The place is Pozuelo de Alarcon, an ugly, featureless suburb of Madrid. Marta chats with a neighbour in the supermarket then rides the suburban train into the city. Her world is bound by the confessional box and the shopping mall, both of which she visits without either enthusiasm or displeasure. They simply exist. They are the landmarks by which she navigates.

It is the dead of winter, with Christmas trees on sale in the Plaza Mayor. Director Miguel Angel Rivas uses the colourless, lifeless climate as a quiet commentary on Marta's life. The rail station at Pozuelo is unattractive and without any comfort, but at least the harsh environment gives Marta an excuse to wear her fancy fur coat. Madrid is shown in greys and browns, mirroring Marta's psychological drabness. "Vidal is my husband" is all she needs to say. What else does a bourgeois wife and mother need? Later, when the truth emerges, Vidal tells her, "You don't understand anything." It is true. Marta hasn't bothered to think or see for years.

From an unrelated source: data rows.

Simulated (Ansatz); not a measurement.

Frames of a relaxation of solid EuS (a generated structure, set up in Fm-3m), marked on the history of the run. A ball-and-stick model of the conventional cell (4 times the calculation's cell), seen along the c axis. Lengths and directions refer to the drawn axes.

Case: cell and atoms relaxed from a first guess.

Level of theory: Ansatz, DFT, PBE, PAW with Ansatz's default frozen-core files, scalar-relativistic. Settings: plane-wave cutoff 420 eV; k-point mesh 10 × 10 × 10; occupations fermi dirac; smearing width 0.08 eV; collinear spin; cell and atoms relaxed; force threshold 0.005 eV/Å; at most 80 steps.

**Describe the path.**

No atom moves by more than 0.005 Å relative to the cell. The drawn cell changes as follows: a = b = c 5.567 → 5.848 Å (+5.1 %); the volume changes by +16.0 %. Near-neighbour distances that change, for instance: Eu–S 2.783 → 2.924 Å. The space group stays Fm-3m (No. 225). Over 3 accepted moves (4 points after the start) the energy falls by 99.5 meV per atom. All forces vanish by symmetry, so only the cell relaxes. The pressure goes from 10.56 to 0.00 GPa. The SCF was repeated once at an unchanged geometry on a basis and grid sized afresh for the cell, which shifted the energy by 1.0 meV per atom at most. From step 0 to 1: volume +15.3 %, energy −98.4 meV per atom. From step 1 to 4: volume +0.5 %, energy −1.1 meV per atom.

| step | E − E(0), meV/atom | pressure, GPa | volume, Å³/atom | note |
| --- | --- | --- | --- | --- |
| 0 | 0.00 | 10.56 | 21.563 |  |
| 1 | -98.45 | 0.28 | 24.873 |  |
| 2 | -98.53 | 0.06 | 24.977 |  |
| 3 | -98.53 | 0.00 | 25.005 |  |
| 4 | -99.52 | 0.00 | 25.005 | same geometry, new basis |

Returning from the shopping expedition to Madrid, Marta walks in on Vidal kissing the voluptuous young Ana in the family's living-room. Ana Obregon, playing Marta, does a good job of putting across the wife's indignation, but why is her character so reluctant to confront Vidal directly about his treachery?

Ana is a character who suffers from insufficient thinking-through on the part of writer and director. "It wasn't for love or sex," she opines - so what was it for? She ends her affair with the PE teacher in order to concentrate on Vidal, but we are given no convincing explanation as to why she would do this. Most puzzling of all, why does she remain in the house after the discovery, pouting and enduring Marta's tirades?

The film has a nice little jazz score. I thought more could have been done with the redhead Nida.